Noluma, a Wilmington, Delaware-based food technology company, is planning a tour of China this fall to introduce its packaging-measurement technology to the regional dairy industry.

"China is a vibrant market that sets trends globally, and we hope to be a part of this," Noluma President and CEO Div Chopra told China Daily. "Their digital and mobile capability has penetrated to higher levels than in the Americas and EU as well as many other parts of the world.  We are learning from the Chinese market."

Chopra said his company's technology can protect probiotic yogurt from indoor light penetration that damages taste and nutrients quickly. The company has partnered with Chinese yogurt company Honest Dairy to launch products at supermarkets and on e-commerce platforms in China.

Chopra said China's rapidly growing middle class increasingly cares about the quality, safety and freshness of the products it consumes, which creates a major growth opportunity for his company.

In contrast to US President Donald Trump's directive for American companies to cut ties with China, Chopra said they respect and will work to deepen their Chinese partnerships.

Trump has threatened to use emergency authority under a federal law – the International Emergency Economic Powers Act — to "order" US businesses to "immediately start looking for an alternative to China" following China's announcement on Friday that it was raising tariffs on $75 billion in US imports. 
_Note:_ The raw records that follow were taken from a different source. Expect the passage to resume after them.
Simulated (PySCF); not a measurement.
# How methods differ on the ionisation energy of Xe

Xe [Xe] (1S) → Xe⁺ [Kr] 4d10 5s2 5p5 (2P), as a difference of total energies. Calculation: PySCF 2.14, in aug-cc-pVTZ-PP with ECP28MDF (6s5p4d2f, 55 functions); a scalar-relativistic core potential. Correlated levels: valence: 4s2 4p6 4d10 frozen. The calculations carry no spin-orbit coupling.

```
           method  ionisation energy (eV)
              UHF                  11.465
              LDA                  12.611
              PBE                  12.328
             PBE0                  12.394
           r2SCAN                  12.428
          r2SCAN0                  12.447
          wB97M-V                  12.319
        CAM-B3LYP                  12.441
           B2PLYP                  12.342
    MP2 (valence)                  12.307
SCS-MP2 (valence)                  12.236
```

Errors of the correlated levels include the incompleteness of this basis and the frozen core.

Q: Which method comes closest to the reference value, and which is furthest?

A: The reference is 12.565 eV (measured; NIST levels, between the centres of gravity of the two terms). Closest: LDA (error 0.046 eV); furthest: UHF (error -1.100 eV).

Trump also tweeted Friday that the US does not need China, and the US would be "better off without China".

On Sunday, however, at the G7 meeting in France, Trump maintained he had the authority to order US companies to leave China, but added: "I have no plan right now. Actually, we're getting along very well with China right now. We're talking."

David Firestein, executive director of the University of Texas' China Public Policy Center, said Trump's statements were "some of the most preposterous and absurd things that he has said as president of the United States. I think people are getting accustomed to the notion that you can't necessarily take seriously or literally every single thing that he says.

"We need China. Don't you doubt it for a second," Firestein said. "The American people don't embrace that view. No company in this country feels it would be better off without China."

While visiting the Bay Area, Firestein said it was "impossible to terminate business partnerships with Chinese companies under any circumstances. Companies do what's in their best interest; they go where they think they can get business done and make money."

To a startup like Tensorfield Agriculture, not only would it miss out on a huge market but also a supply source and the ability to quickly manufacture prototypes, were it to leave China.

In Shenzhen, the Silicon Valley-based ag-tech company is building robots that kill weeds with heat energy instead of herbicides. The robot, which provides the equivalent labor of 40 workers simultaneously, can address the shortage of labor required to weed manually, while US growers are bringing in workers from other countries, according to the company.

"Shenzhen has the fastest and most capable production timelines for prototyping that we've seen anywhere in the world. There is an enormous hardware ecosystem in China," Xiong Chang, CEO of Tensorfield, told China Daily.

"For a project like ours, we source components from a broad range of industries, including robotics, automotive, custom electronics, custom structural and fluid processing, and these components are available for delivery within 24 to 72 hours (in China) and at a fraction of the cost when compared with other geographies," he said.

The company also benefits from "an unparalleled program" provided by a Shenzhen-based accelerator in bringing prototypes through to production in the hardware space, Chang said.

As the trade tensions between the US and China continue to ratchet up, the Bay Area Council, a San Francisco-based business association, reiterated its commitment to China by saying the current climate is not deterring its work to "expand and deepen trade and investment ties with one of California's most important economic partners".

"The Council is continuing to work on multiple fronts to advance trade and investment opportunities at a subnational level," the organization said in a statement in response to Trump's tweet Friday.

The Bay Area Council said it will host the California Pavilion at the China International Import Expo in November. Dozens of companies that are based or operate in the Bay Area will participate, including Tesla, Microsoft, Ford, General Motors, Deloitte and KPMG.